I did, in fact, I spent a good part of Christmas Day beating the snot out of my nine year old niece....
....in boxing on the Nintendo Wii.
Which I must say it is a workout for a someone with a metabolism akin to a tree sloth like myself, but it was all in good fun.
As the family's chef in residence I was put in charge of roasting the family turkey, which I did to perfection, but the road to that perfect poultry almost led me to murder.
You see, my sister, who was hosting our Xmas feast, needed a new roasting pan that was big enough for the monster bird we purchased. So I went down to the local big box store to get a roasting pan, simple right?
First, I found the very last large roasting pan in the entire store. Lucky for me, or was it?
Now the pan had a price tag that said $19.97, and I went to the "Express Check Out" for speedy service because my ride was waiting for me outside.
As the wise man Apu once said: "The express line is the fastest not always."
I got to the checkout, and there we found that someone had ripped the bar code off the box. I thought that wasn't going to be a problem since it had a price tag, but the pimply faced teen working the check-out told me that he didn't have the authority to accept the price tag, and called his supervisor.
His supervisor, a delicate flower of a lady with the ink still wet on her prison tats, showed up and said that the pubescent clerk had to go to housewares and look for some sign of the price. I tried to explain that there was nothing there other than the price tag on the box, but they had to investigate it themselves, leaving me to stew at the "express" checkout for what seemed like an eternity and a half.
Now I'm a fairly laid back person, who is slow to anger, and I'm even more laid back at Xmas time, being chock full of peace on Earth and good will toward men, but this was starting to try my patience. Then the teen titan clerk returned, admitted that I wasn't lying about there being no other roasting pans or any signs saying "Roasting Pans $19.97" and then proceeded to call his supervisor again.
The supervisor then called the manager, who then must have consulted the Elvish runes of his Dark Lord Sauron, because he soon called back and gave them permission to use the company's own price tag.

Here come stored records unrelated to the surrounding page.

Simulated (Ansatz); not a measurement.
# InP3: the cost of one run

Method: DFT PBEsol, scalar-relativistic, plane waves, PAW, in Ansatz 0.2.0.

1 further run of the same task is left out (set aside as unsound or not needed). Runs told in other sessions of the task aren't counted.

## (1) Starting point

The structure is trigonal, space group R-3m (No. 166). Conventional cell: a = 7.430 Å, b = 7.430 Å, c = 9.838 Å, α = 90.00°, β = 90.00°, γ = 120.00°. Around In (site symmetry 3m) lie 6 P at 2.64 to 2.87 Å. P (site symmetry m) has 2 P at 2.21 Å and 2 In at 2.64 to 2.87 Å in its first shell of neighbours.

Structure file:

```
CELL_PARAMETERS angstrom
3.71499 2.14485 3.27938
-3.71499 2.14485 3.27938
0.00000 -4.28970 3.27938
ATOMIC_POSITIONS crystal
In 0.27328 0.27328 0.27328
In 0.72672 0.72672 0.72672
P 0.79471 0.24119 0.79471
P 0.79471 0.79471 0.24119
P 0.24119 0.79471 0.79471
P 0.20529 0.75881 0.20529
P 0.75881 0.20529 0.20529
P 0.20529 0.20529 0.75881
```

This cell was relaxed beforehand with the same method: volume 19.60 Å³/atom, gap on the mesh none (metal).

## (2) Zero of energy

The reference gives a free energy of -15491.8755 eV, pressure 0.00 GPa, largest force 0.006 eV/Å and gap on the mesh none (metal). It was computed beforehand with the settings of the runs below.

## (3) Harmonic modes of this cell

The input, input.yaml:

All the while I was fighting the urge to just Hulk out and completely ruin everyone's Xmas with a flurry of fatal cash register beatings up the corporate food chain, going all the way up to the store's CEO. It wasn't the morality of committing fatal cash register beatings during the Xmas season that stopped me, but the fact that I don't like to Hulk out without my stretchy pants on.
By the time it was over I had literally spent over half an hour at the "express" check out trying to pay for my purchase like an honest man.
Anyway, everyone got out alive, so it truly was a Xmas miracle, and another miracle was the turkey I cooked on that pan, which was perfection itself.
The toughest part of cooking a turkey is getting the dark meat of the legs cooked without drying out the white meat, and I stumbled on the solution.
The key is to start the cooking with the oven at 450 degrees. Yes 450. You put the turkey in the oven at that high temperature with the dark meat side up for an hour.
Then you take the bird out, turn down the heat to 325 degrees, flip the bird with the white meat now facing up, and cook it for the recommended time per pound, basting periodically, but not as much as you'd think.
The turkey will be done when the dark meat's internal temperature is at 185 degrees, so an instant read thermometer is a must have.
It creates a perfectly juicy turkey that everyone will love.
Anyway, that was my Xmas adventure, I hope yours was comparatively free of contemplated homicide.